A Challenge Obama Should Accept
He’d have advantage in town halls with McCain
To his credit, John McCain has
invited Barack Obama to join him in a national “town hall” tour over
the coming months, without the unneeded intrusion of celebrity
journalists, network extravaganzas and all of their irrelevant
impertinence.
The Republican senator insists that he wants a
serious debate over the competing ideas and visions of the two parties,
rather than the usual petty focus on process issues and gotcha
questions. After so many election cycles dominated by race-baiting,
panty-raiding and Swift-Boating, voters might feel reassured by
serious discussions of real issues. On no issue is such frank
discussion more urgent than the economy, as the numbers plunge downward
along with national and world confidence.
Despite McCain’s
widely quoted confession that he doesn’t know much about economics, the
conceit of his party has long been that only conservatives understand
how the world works—and that only cutting taxes on the wealthy and
removing regulations from business can encourage growth, especially in
recessionary periods.
Many American voters used to accept
those simplistic nostrums as received truth, but perhaps it is time to
re-examine them in the light of past history and present failures. When
it is Obama’s turn to speak in the coming debates, he may wish to point
out that the record of past economic performance by Republican
politicians compares quite poorly with that of their Democratic rivals.

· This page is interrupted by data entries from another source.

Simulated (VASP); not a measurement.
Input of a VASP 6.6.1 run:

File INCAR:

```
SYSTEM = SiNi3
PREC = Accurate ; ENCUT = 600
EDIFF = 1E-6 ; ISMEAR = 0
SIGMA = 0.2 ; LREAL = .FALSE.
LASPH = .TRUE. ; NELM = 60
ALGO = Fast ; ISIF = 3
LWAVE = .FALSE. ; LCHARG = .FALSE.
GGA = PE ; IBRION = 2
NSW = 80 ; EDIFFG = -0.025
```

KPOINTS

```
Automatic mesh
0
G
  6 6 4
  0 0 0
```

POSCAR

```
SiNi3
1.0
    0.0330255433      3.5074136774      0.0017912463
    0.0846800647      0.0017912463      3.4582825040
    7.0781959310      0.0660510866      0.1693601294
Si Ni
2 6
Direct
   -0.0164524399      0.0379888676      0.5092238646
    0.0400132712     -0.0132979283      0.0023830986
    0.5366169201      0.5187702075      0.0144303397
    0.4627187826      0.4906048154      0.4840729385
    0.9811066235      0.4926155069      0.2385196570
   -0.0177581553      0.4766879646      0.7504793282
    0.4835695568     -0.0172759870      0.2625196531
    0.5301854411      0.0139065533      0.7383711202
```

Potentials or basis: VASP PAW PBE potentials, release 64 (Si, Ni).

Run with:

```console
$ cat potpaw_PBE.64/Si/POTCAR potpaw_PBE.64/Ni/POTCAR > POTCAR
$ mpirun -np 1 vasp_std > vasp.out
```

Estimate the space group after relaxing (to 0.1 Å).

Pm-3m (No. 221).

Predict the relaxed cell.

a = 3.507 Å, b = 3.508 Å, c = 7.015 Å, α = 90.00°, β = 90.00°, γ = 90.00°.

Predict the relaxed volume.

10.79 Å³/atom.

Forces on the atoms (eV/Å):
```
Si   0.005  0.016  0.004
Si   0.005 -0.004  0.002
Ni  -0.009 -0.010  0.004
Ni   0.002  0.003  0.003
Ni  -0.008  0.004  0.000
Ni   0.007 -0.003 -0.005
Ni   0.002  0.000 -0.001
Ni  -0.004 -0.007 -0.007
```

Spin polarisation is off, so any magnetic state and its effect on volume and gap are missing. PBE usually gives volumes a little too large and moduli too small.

Republican Responsibility for Economic Slump
Take Phil Gramm, the former Texas
senator whose proud authorship of the Reagan tax cuts in 1981 was
immediately followed by severe recession and then by the largest
peacetime tax increase in American history.
Among
Gramm’s final speeches in the Senate was an impassioned rant warning
that the Clinton economic program would lead to unemployment, inflation
and higher deficits. He could not have been more wrong, of course—an
embarrassing historical footnote that is only significant because he
now serves as chief economic counselor to the McCain campaign.
Working
alongside Gramm in the McCain policy shop is Douglas Holtz-Eakin, an
economist who claims with a straight face that President Reagan “cut
taxes within the context of budget discipline and controls on
spending.” That happy memory is utterly false. Moreover, the economy
was still in deep trouble when Bill Clinton entered the White House
after more than a decade of Republican rule.
Rather than
merely score easy debating points off McCain and his ill-chosen
advisers, however, Obama could speak more broadly about the stagnation
and waste that have resulted from Republican economic policy. He could
explain how unfair policies hinder growth. And he shouldn’t hesitate to
pillory conservative policy-makers for incompetence and
irresponsibility.
But what Obama ought to emphasize,
consistent with his positive and uplifting appeal, is the excellent
economic record of his Democratic forebears during the past century or
so. As stewards of the economy, they have consistently bested the
Republicans on every important measure, from stock market performance
to gross domestic product to job creation to disposable income.
Democrats
have always been better at reducing poverty and increasing wages, which
may not surprise anyone. But they have also proved superior at keeping
inflation low, reducing budget deficits and restraining federal
spending. After the scandalous budgeting of the Republican Congress and
the Bush administration, perhaps nobody will find those statistics
surprising, either. The Obama advisers reflect the longstanding
Democratic consensus, with their commitment to universal health care,
Social Security and fiscal stimulus balanced by budgetary
responsibility and tax equity.
They understand that fairness
is the fastest path to renewed and sustainable growth. As for McCain,
who dissented from G.O.P. orthodoxy by voting against the Bush tax cuts
in 2001, he recants that heresy almost every day. He once understood
that we cannot entrust our financial system to the unregulated avarice
of predators like his old pal Charles Keating, symbol of the
savings-and-loan debacle. Yet now he parrots the free-market
fundamentalism that led to the S&L crisis back then, and to the
subprime mortgage disaster today. He proposes the same panaceas he used
to deride.
So yes, let’s have a freewheeling debate about how
to revitalize the economy and the nation. Let’s hear McCain defend the
discredited conventional wisdom of the right, and Obama extol the
achievements of the liberal past and the promise of the progressive
future. It is hard to imagine a clearer choice.